Jump to content
Sign in to follow this  
The Mule

Unsupervised Learning and Neural Architecture Search (NAS)

Recommended Posts

Greetings everyone,

I am new to this forum and am excited as such. Another forum that I frequent - The Fossil Forum - seems to adopt the same the software or platform as this one; it's familiarity I find comforting alongside the fact that there are, supposedly, many people interested in science here. Now for the what I am creating this post for.

My topic here concerns a paper I am trying to reproduce for a challenge. I have about a month remaining before I need to finish my reproduction and am a ways off from having achieved a solid foundation from which I can begin running the tests I need to run.

The paper - https://arxiv.org/pdf/2006.06936v1.pdf - I am trying to reproduce is Does Unsupervised Learning Architecture Representation Help Neural Architecture Search? and employs a method of pre-trained embeddings, as opposed to supervised embeddings, to cluster the latent search space in such a way as to slightly increase the efficiency of the search algorithms used later on (this is all under the umbrella or context of Neural Architecture Search). In the author's words,

"To achieve this, arch2vec uses a variational graph isomorphism autoencoder to learn architecture representations using only neural architectures without their accuracies. As such, it injectively captures the local structural information of neural architectures and makes architectures with similar structures (measured by edit distance) cluster better and distribute more smoothly in the latent space, which facilitates the downstream architecture search."

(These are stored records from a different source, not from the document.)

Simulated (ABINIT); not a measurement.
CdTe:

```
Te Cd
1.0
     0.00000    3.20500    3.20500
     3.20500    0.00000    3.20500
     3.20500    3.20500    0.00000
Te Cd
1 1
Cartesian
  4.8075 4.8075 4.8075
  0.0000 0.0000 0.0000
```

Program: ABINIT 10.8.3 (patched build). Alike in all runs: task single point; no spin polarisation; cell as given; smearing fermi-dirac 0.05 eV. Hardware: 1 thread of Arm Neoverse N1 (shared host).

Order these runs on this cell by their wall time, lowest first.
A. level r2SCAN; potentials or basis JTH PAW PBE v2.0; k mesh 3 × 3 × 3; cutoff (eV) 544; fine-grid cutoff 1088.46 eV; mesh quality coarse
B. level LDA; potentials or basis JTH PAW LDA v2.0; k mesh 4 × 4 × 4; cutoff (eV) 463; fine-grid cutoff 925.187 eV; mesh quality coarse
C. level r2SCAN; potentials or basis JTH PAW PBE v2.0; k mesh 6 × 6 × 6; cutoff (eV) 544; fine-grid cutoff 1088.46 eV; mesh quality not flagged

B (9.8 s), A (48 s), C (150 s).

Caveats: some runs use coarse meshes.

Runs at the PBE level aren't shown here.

I have had many troubles thus far in tackling this reproduction: my understanding of the mathematics, my ability to use Google Cloud's computing services, my creativity in devising tests of robustness, and my judgment in selecting which parts of their code base https://github.com/MSU-MLSys-Lab/arch2vec to port from their implementation in PyTorch to TensorFlow. Also, if I do everything I need to, I still have to write it up in a scholarly fashion, which I do not think will be too difficult, but which I think will require much editing and my available time is but a month. So, I come to you today to take a look at one of these troubles, my understanding of the mathematics.

I will introduce the first part of their paper that I think is important, the Variational Graph Isomorphism Autoencoder. I think that before I do this, a recap of Neural Architecture Search (NAS) is due (I am certainly not qualified to introduce this but will do the best I can with the knowledge available to me).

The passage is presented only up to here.